Take the midpoint $(x_m, y_m)$ of $A$ and $B$ and the find the equation of the perpendicular through the midpoint of $A,B$. [It is $y = -\frac 1{m_1} + b_m$. Plug in $x_m, y_m$ to solve for $b_m$].

Do that for the points $B$ and $C = (x_3, y_3)$ to get lint $y= m_2 + b_2$ and and the midpoint $(x_{m_2}, y_{m_2})$ so the perpendicular line $y= -\frac 1{m_2} + b_{m_2}$].

Find the intersection of the perpendicular lines at $(a,b)$ [by solving plugging $(a,b)$ into both $y = -\frac 1{m_1} + b_m$ and $y= -\frac 1{m_2} + b_{m_2}$]

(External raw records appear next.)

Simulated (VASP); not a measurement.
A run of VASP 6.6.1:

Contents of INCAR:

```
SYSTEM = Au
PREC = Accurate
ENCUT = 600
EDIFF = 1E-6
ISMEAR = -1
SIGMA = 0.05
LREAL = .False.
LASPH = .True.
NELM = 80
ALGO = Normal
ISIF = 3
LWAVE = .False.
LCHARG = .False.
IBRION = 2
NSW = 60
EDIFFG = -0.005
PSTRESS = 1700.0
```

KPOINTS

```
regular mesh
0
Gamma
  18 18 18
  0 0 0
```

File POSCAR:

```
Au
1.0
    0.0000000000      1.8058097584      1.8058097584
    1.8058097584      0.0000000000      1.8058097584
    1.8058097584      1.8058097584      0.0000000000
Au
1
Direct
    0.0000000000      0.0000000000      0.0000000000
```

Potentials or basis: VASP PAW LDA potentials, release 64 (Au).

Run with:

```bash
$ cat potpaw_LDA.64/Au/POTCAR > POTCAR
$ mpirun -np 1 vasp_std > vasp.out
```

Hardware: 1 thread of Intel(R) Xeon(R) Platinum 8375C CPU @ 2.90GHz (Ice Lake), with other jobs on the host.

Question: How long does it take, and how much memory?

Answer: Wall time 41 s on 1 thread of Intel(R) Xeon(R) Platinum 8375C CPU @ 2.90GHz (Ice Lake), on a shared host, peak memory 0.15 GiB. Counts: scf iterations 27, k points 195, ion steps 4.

That use geometry reasoning to conclude those lines intersect at the center of the circle.

The radius will $r = d(A,(a,b)) = d(B, (a,b)) = d(C, (a,b))$ wher $d((x_1, y_1), (a,b)) = \sqrt {(x_1 -a)^2 + (y_2-b)^2}$

Answer 2

Consider the coordinates of two points, relative to the first point

$$ \begin{array}{cc} x_2 = x_1 + \Delta x_2 & y_2 = y_1 + \Delta y_2 \\ x_3 = x_1 + \Delta x_3 & y_3 = y_1 + \Delta y_3 \end{array} $$

and the equation of the circle for the three points

$$ \begin{array}{c} (x_1-x_c)^2 + (y_1-y_c)^2 = r^2 \\ (x_1+\Delta x_2-x_c)^2 + (y_1 + \Delta y_2-y_c)^2 = r^2 \\ (x_1+\Delta x_3-x_c)^2 + (y_1 + \Delta y_3-y_c)^2 = r^2 \\ \end{array}$$

Now subtract the first equation from the second one, and the first equation from the third one to eliminate all quadratic terms of the center $x_c$ and $y_c$.

$$ \begin{array}{c} \Delta x_2^2 + 2 \Delta x_2 ( x_1-x_c) + \Delta y_2 (\Delta y_2 + 2 ( y_1-y_c)) = 0 \\ \Delta x_3^2 + 2 \Delta x_3 ( x_1-x_c) + \Delta y_3 (\Delta y_3 + 2 ( y_1-y_c)) = 0 \end{array}$$

Now solve these equations for the center of the circle ( $x_c$ and $y_c$)

$$ \begin{aligned} x_c & = x_1 + \frac{\Delta x_2^2 \Delta y_3 - \Delta x_3^2 \Delta y_2 + \Delta y_2^2 \Delta y_3 - \Delta y_3^2 \Delta y_2}{2 (\Delta x_2 \Delta y_3 - \Delta x_3 \Delta y_2)} \\ y_c & = y_1 + \frac{\Delta x_2^2 \Delta x_3 - \Delta x_3^2 \Delta x_2 + \Delta y_2^2 \Delta x_3 - \Delta y_3^2 \Delta x_2}{2 (\Delta x_3 \Delta y_2 - \Delta x_2 \Delta y_3)} \\ \end{aligned}$$

and use the first equation to solve for $r$

$$ \boxed{r = \sqrt{ \left(\tfrac{\Delta x_2^2 \Delta y_3 - \Delta x_3^2 \Delta y_2 + \Delta y_2^2 \Delta y_3 - \Delta y_3^2 \Delta y_2}{2 (\Delta x_2 \Delta y_3 - \Delta x_3 \Delta y_2)} \right)^2 + \left(\tfrac{\Delta x_2^2 \Delta x_3 - \Delta x_3^2 \Delta x_2 + \Delta y_2^2 \Delta x_3 - \Delta y_3^2 \Delta x_2}{2 (\Delta x_3 \Delta y_2 - \Delta x_2 \Delta y_3)} \right)^2 } } $$

This is the same procedure used in this answer to find the center and radius of a circle from three points, but analytically instead of numerically.